One of the biggest dangers inherent in digital publishing is that with the disappearance of hard-copy books, future editors can modify any book for the political correctness prevalent at their time. Don’t like the “N” word in Tom Sawyer? Get rid of it. Offended by Hemingway’s references to Jews? Gone. It’s something you rarely hear mentioned as we dive headlong into digital books and e-readers, but it’s not something without precedent.
Photographers are living the same reality in that it’s gotten pretty much impossible to tell when a photo depicts an actual event or if it’s been Photoshopped. Explosions are inserted into purported war pictures for greater effect, actors’ heads are grafted onto different, buffer bodies, etc.
I got to thinking about this while watching the movie Penny Serenade yesterday. I’m a Cary Grant fan and had never seen this effort, which earned him an Academy Award nomination for Best Actor.
By 2011 standards, the plot is offensive. It depicts a couple who decide to adopt when the wife is left incapable of having children after a miscarriage. The only available child at the orphanage is a baby girl, which the husband only grudgingly accepts – they wanted a blue-eyed, 2 year-old boy, to replace the one they lost that would have been two by then. In time Cary Grant grows to love his little girl but she is tragically snatched away overnight by a mysterious illness at the age of six.
The couple is on the verge of divorce after the husband falls into a profound depression and will not communicate with wife, Irene Dunn. A week or so after the child’s death, she is packing up to leave him. As she walks down the stairs to the front door, suitcases in hand, the phone rings. It’s the orphanage with the marvelous news that a 2 year-old, blue-eyed boy has suddenly become available. The couple smiles, embraces, and heaves a sigh of relief; everything is OK again, a more suitable replacement has been found!

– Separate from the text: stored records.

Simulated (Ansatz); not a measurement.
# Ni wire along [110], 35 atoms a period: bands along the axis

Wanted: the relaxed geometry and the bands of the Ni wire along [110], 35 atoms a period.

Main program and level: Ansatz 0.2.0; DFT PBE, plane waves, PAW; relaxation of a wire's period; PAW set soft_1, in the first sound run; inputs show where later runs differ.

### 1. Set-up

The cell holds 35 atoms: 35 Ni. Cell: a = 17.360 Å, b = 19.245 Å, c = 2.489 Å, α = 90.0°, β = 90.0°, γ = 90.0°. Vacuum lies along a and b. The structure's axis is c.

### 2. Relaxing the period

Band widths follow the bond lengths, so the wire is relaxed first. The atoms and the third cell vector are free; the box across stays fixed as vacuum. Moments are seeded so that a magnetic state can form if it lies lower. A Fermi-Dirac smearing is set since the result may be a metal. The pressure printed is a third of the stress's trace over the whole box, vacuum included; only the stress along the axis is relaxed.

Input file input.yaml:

Our dog died three years ago. We’re just getting over it sufficiently to consider another. These folks recover from the loss of a daughter in a week! Clearly, a movie such as this would never have made the cut today.
All this to say that books, photos, and films are snapshots of the attitudes, beliefs, and minds of people at any given time in history. They showcase our evolution. We shouldn’t be ashamed of them; they represent where we’ve been and how far we’ve come.